Article illustrative image Partner logo Kissinger meets Mao "via Instagram"

-Analysis-

BEIJING - As one of the key figures in the normalization of the Sino-U.S. relationship, Henry Kissinger’s name is well-known in China. In 1971, he led a secret delegation to visit China and took the very critical first step forward in high-level exchanges between China and the United States.

Forty years after his first visit to Beijing, his book, On China has been published in Chinese. 

The book dwells mostly on how China and America managed to step away from Cold War  confrontation and hostility to find a path towards conciliation and collaboration. As one of the central participants of this period, Kissinger does have some unique insight.

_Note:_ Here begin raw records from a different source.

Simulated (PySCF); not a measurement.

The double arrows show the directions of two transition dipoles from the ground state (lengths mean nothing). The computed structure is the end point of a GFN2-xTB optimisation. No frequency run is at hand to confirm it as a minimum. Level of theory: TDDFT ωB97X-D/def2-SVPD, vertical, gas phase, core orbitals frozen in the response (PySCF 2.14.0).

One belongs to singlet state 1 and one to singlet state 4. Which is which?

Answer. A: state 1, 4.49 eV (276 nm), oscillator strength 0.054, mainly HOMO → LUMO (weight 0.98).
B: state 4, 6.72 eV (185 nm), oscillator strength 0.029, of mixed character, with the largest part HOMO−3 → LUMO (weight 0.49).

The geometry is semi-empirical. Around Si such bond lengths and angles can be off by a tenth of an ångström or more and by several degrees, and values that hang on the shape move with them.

From his point of view, past history provides a mirror for the two countries’ decision-makers.

When modern China was established in 1949, U.S. Secretary of State Dean Acheson proclaimed the idea of establishing a new Sino-U.S. relationship built on mutual respect and mutual help. But the outbreak of the Korean War disrupted the strategic structure in East Asia and caused China’s “one-sided” choice to support socialism and the former Soviet Union.

This was in essence a choice of confrontation with the United States. It does not mean that China shares common interests with the former USSR. It was not until the end of the 1960s that, due to the changes that both countries underwent in domestic political patterns and in East Asia, China and America returned to the path that Dean Acheson had envisioned.

Kissinger stressed repeatedly in his book the two principles of “equality” and “pragmatism.” But what does he mean by that?

He points out that traditional Confucianism, strategic thinking and a “counter-barbarian” or “anti-foreign” stance had a very critical influence on ancient China’s diplomatic tactics. On the diplomatic front, the Chinese decision-makers on the one hand boost China as a sovereign state with arrogance, and on the other hand use the diplomatic skill of containing one barbarian with another barbarian. These manifestations are based on the Confucian concept of hierarchical order.

In Kissinger’s eye, the traditional idea of using a counter-barbarian strategy and thinking of a system of vassal states still persists in the minds of some Chinese leaders. The description is not entirely false, but it is not accurate either.

Mao Zedong had the characteristics of a traditional Chinese policymaker who sought to maximize his own benefits in the contradictions between other nations. This was the modern version of the ancient saw of “overcoming barbarians by barbarians.” Mao’s vision of Asia looked like the reconstruction of an imperial clan.

However, the situation has changed since the era of Deng Xiaoping. Although Deng still embodied the mystery that existed among the supreme policymakers of ancient China’s political culture, in a diplomatic context Deng adhered to the principles of equality and pragmatism. This diplomatic approach has been followed by all China’s leaders after him.

Kissinger is neither a historian, nor a scholar of culture. His discourse about Chinese tradition and history are rather aimed at providing diplomatic thinking and resolving the issue of current and future Sino-U.S. exchanges.

What kind of "rise"?

His focus is on the impact of a “rising China,” as leaders in Beijing emphasize the benefits of China’s “peaceful rise” for East Asia and for the world.

Meanwhile, in specific diplomatic events, China had often taken a tough stance in safeguarding its national interests, and has appealed to domestic opinion by playing up its strong position in Asia -- as well as in the rest of the world. This leads Kissinger to raise a fundamental question: Will a strong China necessarily lead to irreconcilable conflict between China and America?

Taking the conflicting interests between Britain and Germany prior to World War I as a point of comparison, Kissinger draws the conclusion that when there is friction between two nations’ interests and that it is regarded as irreconcilable, a conflict will be inevitable. It can only result in a zero-sum game, whereby there can ultimately remain only one superpower.

Still, if the two nations recognize that frictions are inevitable, they may be able to make adjustments necessary for a peaceful situation to be maintained.

Kissinger acknowledges that as China becomes more and more powerful, more frictions are bound to occur, amplified by the two countries’ different forms of government.

In both his optimism and worries, Kissinger manifests a certain kind of American naïveté. His understanding of China's internal ideological trajectory is simplistic and misleading.

In China, since the mid-1990s, the public has demanded that the government be tough in foreign affairs. At that time, a best-seller called China Can Say No stirred up nationalist sentiment. The more recent Unhappy China is merely updating that book for the new era. Separated by a decade, both books are badly written and aimed at inciting their audience by playing to strict economic interests. And even if the audience finds in these books an emotional catharsis, they have no effective impact whatsoever on the Chinese government’s foreign policy.